Storytime
Every class has story time each day. Teachers chose books from the school or class library to share with the class. These story times are intended to be relaxed and engaging, giving children the opportunity to hear and understand texts they may not otherwise be able to access. These sessions allow teachers to model fluency and prosody and give children opportunities to rehearse different reading skills such as prediction or inference.
Each class has a selection of books from the 'Reading 'Reconsidered' reading spine. Each have been carefully selected from the categories below. These books are read to the children over the course of an academic year.

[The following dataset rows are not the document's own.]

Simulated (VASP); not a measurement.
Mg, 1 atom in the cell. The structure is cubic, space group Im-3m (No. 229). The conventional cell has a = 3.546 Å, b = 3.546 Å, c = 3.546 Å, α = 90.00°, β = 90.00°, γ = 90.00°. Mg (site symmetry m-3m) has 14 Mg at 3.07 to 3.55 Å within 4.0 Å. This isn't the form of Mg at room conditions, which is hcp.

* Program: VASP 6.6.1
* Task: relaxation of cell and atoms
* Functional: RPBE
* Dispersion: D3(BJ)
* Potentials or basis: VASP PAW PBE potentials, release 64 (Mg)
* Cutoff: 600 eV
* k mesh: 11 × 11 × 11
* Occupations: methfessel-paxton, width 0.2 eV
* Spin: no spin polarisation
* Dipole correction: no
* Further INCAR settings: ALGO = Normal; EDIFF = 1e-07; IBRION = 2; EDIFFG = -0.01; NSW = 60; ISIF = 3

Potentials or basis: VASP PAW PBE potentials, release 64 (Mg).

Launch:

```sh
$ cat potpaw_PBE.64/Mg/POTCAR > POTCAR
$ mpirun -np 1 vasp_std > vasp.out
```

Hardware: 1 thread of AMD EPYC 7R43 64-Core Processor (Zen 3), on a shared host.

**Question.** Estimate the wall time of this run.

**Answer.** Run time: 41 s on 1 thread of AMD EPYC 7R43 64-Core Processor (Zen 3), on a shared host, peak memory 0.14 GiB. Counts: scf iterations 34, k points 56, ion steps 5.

There are five types of texts that children should have access to in order to successfully navigate reading with confidence. These are complex beyond a lexical level and demand more from the reader than other types of books.
Archaic Language The vocabulary, usage, syntax and context for cultural reference of texts over 50 or 100 years old are vastly different and typically more complex than texts written today. Pupils need to be exposed to and develop proficiency with antiquated forms of expression to be able to hope to read.
Non-Linear Time Sequences In passages written exclusively for children time tends to unfold with consistency. A story is narrated in a given style with a given cadence and that cadence endures and remains consistent, but in the best books, books where every aspect of the narration is nuanced to create an exact image, time moves in fits and start. It doubles back. The only way to master such books is to have read them time and time again.
Narratively Complex Books are sometimes narrated by an unreliable narrator- Scout, for example, who doesn’t understand and misperceives some of what happened to her. Or the narrator in Edgar Allan Poe’s “The Tell-Tale Heart” who is a madman out of touch with reality. Other books have multiple narrators such as Faulkner’s As I Lay Dying. Others have non-human narrators such as the horse that tells the story in Black Beauty. Some books have multiple intertwined and apparently (for a time) unrelated plot lines. These are far harder to read than books with a single plot line and students need to experience these as well.
Figurative/Symbolic Text Texts which happen on an allegorical or symbolic level.
Resistant Texts Texts written to deliberately resist easy meaning-making by readers. Perhaps half of the poems ever written fall into this category. You have to assemble meaning around nuances, hints, uncertainties and clues.